How one organization in Longueuil, Que., is helping people with schizophrenia make ends meet
CBC
Tyson Bernard-Hutton is cool, calm and collected as he prepares meals for about 20 people during lunch hour at Initium's kitchen in Longueuil, Que.
The non-profit organization offers three free meals per day to its members, most of whom have schizophrenia. It also operates a food bank on Fridays.
"It was born out of a necessity [for] the members," said Bernard-Hutton, who is a member himself. "Everyone should at least be able to eat regardless of how."
He's been working as the chef at Initium for the last three years through a government program called PAAS Action, which supports the reintegration of people with limited capacity for employment into the workforce — also one of Initium's missions.
Bernard-Hutton speaks with pride about the food he serves and the people he helps.
"People … tell me they're happy with my cooking. It makes me feel good," he said.
Out of his kitchen flows pasta dishes, pizza, Mexican-style subs, chicken and rice, lentil curries and more. At home, he sticks to cold cut sandwiches and Kraft Dinner to keep his costs low.

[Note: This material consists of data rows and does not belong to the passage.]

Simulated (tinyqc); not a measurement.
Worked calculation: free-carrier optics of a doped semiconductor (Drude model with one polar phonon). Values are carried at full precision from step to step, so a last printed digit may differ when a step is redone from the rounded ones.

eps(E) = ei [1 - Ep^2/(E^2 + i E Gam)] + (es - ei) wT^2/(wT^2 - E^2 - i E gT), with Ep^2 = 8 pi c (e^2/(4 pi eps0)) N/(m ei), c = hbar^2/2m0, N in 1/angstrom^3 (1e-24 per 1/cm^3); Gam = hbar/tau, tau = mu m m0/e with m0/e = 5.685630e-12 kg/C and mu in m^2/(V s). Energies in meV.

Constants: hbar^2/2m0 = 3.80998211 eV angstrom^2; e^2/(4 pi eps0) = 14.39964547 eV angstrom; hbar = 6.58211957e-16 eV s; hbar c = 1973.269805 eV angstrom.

When Initium was first founded in 2000, it was called D'un couvert à l'autre, meaning "Cover to cover," referring to book covers, says Bernard-Hutton. "You feel like you're being covered, you're being protected by someone. Everyone needs that," he said.
The majority of Initium's members receive social assistance, explains Marco Chan, Initium's on-site kinesiologist and intervention worker.
He says members especially lean on the organization toward the end of the month when their welfare money starts to wither.
"On top of the mental health, on top of the social anxiety, on top of [having] a hard time finding a job and having the welfare last them the entire month, it is a hard thing for them to be able to go and get food, especially in this current climate," said Chan.
Just over 40 per cent of people who accessed food banks in Quebec this year declared welfare as their primary source of income, according to Food Banks of Quebec's Hunger Count.
Economist Geoffroy Boucher says that doesn't surprise him, adding that that percentage is up from 2022 (37.5 per cent.)
That year, 15 per cent of welfare beneficiaries were experiencing severe food insecurity, which is when a person extensively and repeatedly reduces their food intake, says Boucher, who works at the Observatoire québécois des inégalités, a non-profit organization exploring economic inequalities in Quebec.